A) Comments not from retailers/manufactures who have plenty of experience with their products in all kind of different circumstances with B) retailer, send sample.

Re your total construction of your floor: temperature of top surface - no matter what the construction above the underfloor heating system is - should never exceed 28 degrees Celsius.
Strength test on T&G will not tell you anything about how the wood-engineered floor behaves when exposed to underfloor heating. You should test the bonding between backing and solid top layer
 
You are correct- I need to provide temperature data for the STRESS test and mm wood thickness. I will do that. But obviously this thread is not about warning me about what I can and should or should not do with my own floor-or whether uf heating is a good option- keep that to yourself. So stay on topic and either post your real life example with uf heating or don't post at all.

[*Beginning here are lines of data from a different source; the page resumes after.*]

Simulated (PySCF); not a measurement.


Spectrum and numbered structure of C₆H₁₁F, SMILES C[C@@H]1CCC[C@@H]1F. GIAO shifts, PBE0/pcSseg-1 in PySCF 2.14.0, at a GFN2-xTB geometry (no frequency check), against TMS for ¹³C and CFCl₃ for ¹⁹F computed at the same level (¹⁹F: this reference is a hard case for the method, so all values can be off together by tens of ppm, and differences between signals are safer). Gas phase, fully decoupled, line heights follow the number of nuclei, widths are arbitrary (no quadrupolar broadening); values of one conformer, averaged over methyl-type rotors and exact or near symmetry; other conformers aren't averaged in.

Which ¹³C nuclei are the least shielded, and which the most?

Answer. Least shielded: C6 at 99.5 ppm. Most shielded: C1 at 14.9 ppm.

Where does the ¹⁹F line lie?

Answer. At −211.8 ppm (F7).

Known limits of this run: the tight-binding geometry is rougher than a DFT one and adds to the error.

Your test! How hot was the wood? Surface temperature? How cold was the wood?
 
You should test the bonding between backing and solid top layer

Yes that is something I will look at. The lumber liquidators product performed supurbly in the delaminating area. Which is great. however the cracking is so unsightly that at that point the delaminating was a moot issue.

However, this is my test and I am going to test up to 70c which is what many floors ie kahrs are rated at. I will also look at what happens at 40c since many tounge and groove glues are only rated to 40c. I like warm floors and this WILL be used as a primary heating system, which is what people like myself want. If your product can't meet my criteria I can understand why you'd want to change my testing criteria.
 
Beg your pardon?
All questions and remarks made here by myself and mattysupra are about how you test.
REAL LIFE Experiences from professionals. But if you like, we keep that to ourselves then.